Hanne Kekkonen

Hanne Kekkonen
I'm a mathematician who is interested in visualising different topological shapes. I was originally attracted to mathematical art by the possibilities offered by 3D-printing. However, I quickly realised that many printable shapes can also be crocheted. Nowadays I create shapes with several different materials, but I still find crocheting the easiest way of making complex shapes.

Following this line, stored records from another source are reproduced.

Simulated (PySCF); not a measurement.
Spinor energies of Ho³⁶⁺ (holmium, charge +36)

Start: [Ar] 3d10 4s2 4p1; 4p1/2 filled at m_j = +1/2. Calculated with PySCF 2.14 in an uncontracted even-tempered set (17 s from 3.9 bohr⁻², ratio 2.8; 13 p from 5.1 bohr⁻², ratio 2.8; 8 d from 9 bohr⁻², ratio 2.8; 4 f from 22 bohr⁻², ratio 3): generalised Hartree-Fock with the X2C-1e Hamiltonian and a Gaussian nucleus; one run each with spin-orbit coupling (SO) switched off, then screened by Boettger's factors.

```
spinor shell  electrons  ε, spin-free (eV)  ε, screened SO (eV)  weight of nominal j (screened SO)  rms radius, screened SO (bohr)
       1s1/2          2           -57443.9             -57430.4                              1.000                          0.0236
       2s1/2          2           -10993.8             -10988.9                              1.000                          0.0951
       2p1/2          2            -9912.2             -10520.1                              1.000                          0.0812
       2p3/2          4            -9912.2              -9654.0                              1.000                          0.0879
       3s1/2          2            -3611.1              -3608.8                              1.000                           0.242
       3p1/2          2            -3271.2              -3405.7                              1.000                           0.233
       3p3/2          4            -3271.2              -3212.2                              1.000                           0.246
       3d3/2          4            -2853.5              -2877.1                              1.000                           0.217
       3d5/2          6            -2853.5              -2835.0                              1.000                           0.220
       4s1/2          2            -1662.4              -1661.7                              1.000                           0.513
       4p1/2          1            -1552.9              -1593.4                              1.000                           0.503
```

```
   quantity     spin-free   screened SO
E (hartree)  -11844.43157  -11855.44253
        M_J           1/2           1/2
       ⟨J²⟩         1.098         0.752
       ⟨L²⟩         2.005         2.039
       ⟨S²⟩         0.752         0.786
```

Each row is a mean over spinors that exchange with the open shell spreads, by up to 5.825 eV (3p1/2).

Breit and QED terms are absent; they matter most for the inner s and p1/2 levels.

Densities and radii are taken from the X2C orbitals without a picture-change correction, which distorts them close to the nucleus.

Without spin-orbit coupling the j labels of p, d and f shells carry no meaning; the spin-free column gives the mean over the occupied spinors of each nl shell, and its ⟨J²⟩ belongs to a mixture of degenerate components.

For jewelry I mostly use copper and silver wire, and different weaving and viking knit techniques. After finding my grandmothers old lace crocheting hooks and vintage lace thread I have been experimenting creating small hyperbolic surfaces from elegant ivory and pearl sized earrings to these funkier gold shaded ones.
Crocheted embroidery thread and brass
We are all familiar with the Euclidean geometry on a flat plane. Living on a globe we also see how the spherical geometry differs from the Euclidean one. But there is also a third, hyperbolic, geometry. For hundreds of years mathematicians tried to show that anything like hyperbolic space was an impossibility. After the existence of it was accepted in the nineteenth century many believed that it wasn't possible to model such a structure. However, in 1997 Dr. Daina Taimina realised that hyperbolic surfaces can be crocheted.

These earrings consist of three hyperbolic surfaces with different constant negative curvature, the smallest ones having the largest curvature. They are made from gold shaded embroidery thread with a 0.8mm lace crochet hook.